Bull red, drum inshore; Grouper offshore when seas calm
Capt. Dave Hanson
April 9, 2017
Bonita Beach - Saltwater Fishing Report
Five-year-old Ben Dwyer had a great time fishing with his dad, Sean, and his grandpa, Mike, in the backwaters of southern Estero Bay on Saturday morning, 3/25/17. Using live shrimp, the guys caught a total of twelve black drum ranging from 14 inches to 22 inches, and Ben caught three of those by himself, a 14-inch, a 17 inch and a 22-inch. They boxed three of the smaller keepers, which are good to eat, and released the rest. Ben also caught an 18-inch sheepshead by himself, which he added to the fish box.

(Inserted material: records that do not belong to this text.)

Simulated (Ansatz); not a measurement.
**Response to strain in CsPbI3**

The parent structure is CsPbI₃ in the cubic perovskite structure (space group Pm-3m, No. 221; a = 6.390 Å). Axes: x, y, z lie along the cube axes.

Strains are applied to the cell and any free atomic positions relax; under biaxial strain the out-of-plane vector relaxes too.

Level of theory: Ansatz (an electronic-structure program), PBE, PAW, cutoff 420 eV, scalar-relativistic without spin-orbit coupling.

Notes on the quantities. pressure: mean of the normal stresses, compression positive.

Monday morning, 3/27, I fished a near-shore, catch-and-release trip with the Russ MiIler family. We began at the reefs off Bonita Beach, but action was slow there, so we moved to some other spots about six miles off the beach, where the family used live shrimp to catch a 14-inch pompano, a 24-inch guitarfish, a dozen blue runners, twenty whitings to 14 inches, and some lane snapper shorts.
Tuesday, 3/28, I headed 22 miles west of New Pass to fish with long time customer, Mike Connealy, and his friend, Ken Kulus, along with Ken's son and daughter, Zach and. Abbey. The group had a very productive morning of fishing, using squid and pinfish. They caught five red grouper, including a nice 25-inch keeper, along with over fifty keeper-sized lane snapper to 15 inches. They kept eighteen of those lanes, along with the keeper grouper, and released the rest.
The photo shown is of Abbey Kulus, with a 25-inch red grouper, caught on a pinfish.
Wednesday, 3/29, was another calm day on the gulf, and I headed out of New Pass to fish 22 miles offshore with long time customer, Frank Partee, his son, John, and Frank's grandchildren, Dave, Michael, and Jack. The family used squid and pinfish to catch twenty-seven red grouper, including two keepers at 21 inches and 23 inches, and shorts to 19 ½ inches that were released. They also boxed twenty-three keeper lane snapper to 13 inches, and released lots more lanes. The larger keeper red grouper bit a pinfish, and was a fun battle on light spinning tackle.
Thursday, 3/30, I spent a windy morning fishing in a pretty low tide in Estero Bay, just south of Mound Key, with Clay and Katie Hall and Katie's brother, Jeff. The family used live shrimp to box three keeper sheepshead, all of which were 15 inches, and to release a half-dozen mangrove snapper shorts.
Friday, 3/31, long time customers and hardy anglers, Lee Larsen, Bud Glazier, and Tom Batchellor were joined by their friend, Alan, to fish 17 miles offshore with me, just ahead of a windy front that was beginning to make seas kind of sloppy by the time we headed back to shore. The guys boxed a keeper red grouper at 21 inches, and released ten red grouper shorts. They added fifteen keeper lane snapper to the fish box, and released two bluefish and some grunts. As we were reeling in a lane snapper, a big king mackerel hit it, then let go. We hooked the chewed-up lane on a heavier pole and cast it out again, this time catching the king, which was 45 inches long. We photographed it at the water's surface and released it.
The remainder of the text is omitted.